When you get married, you have to buy a bunch of stuff. Really…when you get into your mid-20’s you have to buy a bunch of stuff, and it wouldn’t hurt to be good at it. People my age don’t realize that you can get better prices on big ticket items, and it is hurting their pocketbooks in a HUGE way.
Haggling is a skill that all Millennials need to master.
Before I tell you the essential steps of haggling below, please understand this: You can’t just roll up into the grocery store and try to get a better price on a bag of chips. It only works on certain things. (However, if you try it at the grocery store and it works please let me know…supposedly you can haggle the price of meat, bread and lobster. Who knew?)
Millennials are pretty good at buying junk from online retailers that are totally free from human interaction. The only thing you need to waste a bunch of money in this day and age is an internet connection and a credit card! My professional guess is that we suck at negotiating in real life, because most of us have the real world people skills of a beta fish.

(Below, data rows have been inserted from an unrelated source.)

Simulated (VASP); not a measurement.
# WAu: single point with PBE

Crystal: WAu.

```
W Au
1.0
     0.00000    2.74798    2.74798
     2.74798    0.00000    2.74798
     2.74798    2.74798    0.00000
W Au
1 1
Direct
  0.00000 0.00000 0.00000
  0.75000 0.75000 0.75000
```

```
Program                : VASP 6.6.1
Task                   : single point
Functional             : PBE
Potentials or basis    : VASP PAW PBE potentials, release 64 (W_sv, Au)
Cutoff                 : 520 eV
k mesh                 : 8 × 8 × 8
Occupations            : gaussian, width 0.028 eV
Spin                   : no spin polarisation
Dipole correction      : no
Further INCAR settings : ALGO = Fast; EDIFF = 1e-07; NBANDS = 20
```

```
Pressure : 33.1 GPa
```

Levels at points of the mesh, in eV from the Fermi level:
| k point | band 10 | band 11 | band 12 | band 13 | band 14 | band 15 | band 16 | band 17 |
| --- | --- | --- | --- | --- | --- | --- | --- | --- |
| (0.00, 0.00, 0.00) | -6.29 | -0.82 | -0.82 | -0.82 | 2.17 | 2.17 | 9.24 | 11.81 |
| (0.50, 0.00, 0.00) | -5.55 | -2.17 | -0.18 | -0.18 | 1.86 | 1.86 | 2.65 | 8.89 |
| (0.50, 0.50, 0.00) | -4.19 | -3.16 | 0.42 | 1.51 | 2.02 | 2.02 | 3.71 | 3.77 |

Learning how to get a better price on items is a bit of a lost art for Millennials, and can feel pretty embarrassing if you aren’t comfortable with what you are doing. Feeling uncomfortable in a purchasing situation leads to getting a horrible deal for you, and a freaking awesome deal for the salesperson. Fortunately, haggling is easy and you can apply your hustled savings towards your student loans, credit card debt, or investment capital to begin building wealth!
You just have to know a few simple tricks.
One of the things that my wife and I had to purchase recently was my wedding band. I originally wanted a tungsten carbide ring (which is honestly pretty cheap compared to other metals), but she wanted me to get something a bit nicer since it would be on my finger for the next 50 plus years.
“Happy wife, happy life” is a real and serious thing people…so I immediately went with white gold instead to keep the peace. I wasn’t comfortable trying to buy something as important as my wedding band online, so we went to the mall – which I hate. Malls are awkward social hangouts for teenagers disguised as a marketplace. Regardless, I knew that I would have to deal with a salesperson for this purchase.
I used to be intimidated by salespeople until I started learning how to haggle. Now it feels like a fun mind-battle with the person on the other side of the counter. 🙂
Below is my quick how-to guide for haggling. I used it to get almost 40% off of the sticker price for my wedding band in about 10-15 minutes of negotiation. You can use this guide in a ton of situations where you want to save some cash that you can use to pay down debt or build up wealth. Even though I was buying jewelry, you can apply the following haggle steps to negotiate anything from car tires (which I did recently as well) to appliances or even rent:
1) Realize the main goal – cut into their markup.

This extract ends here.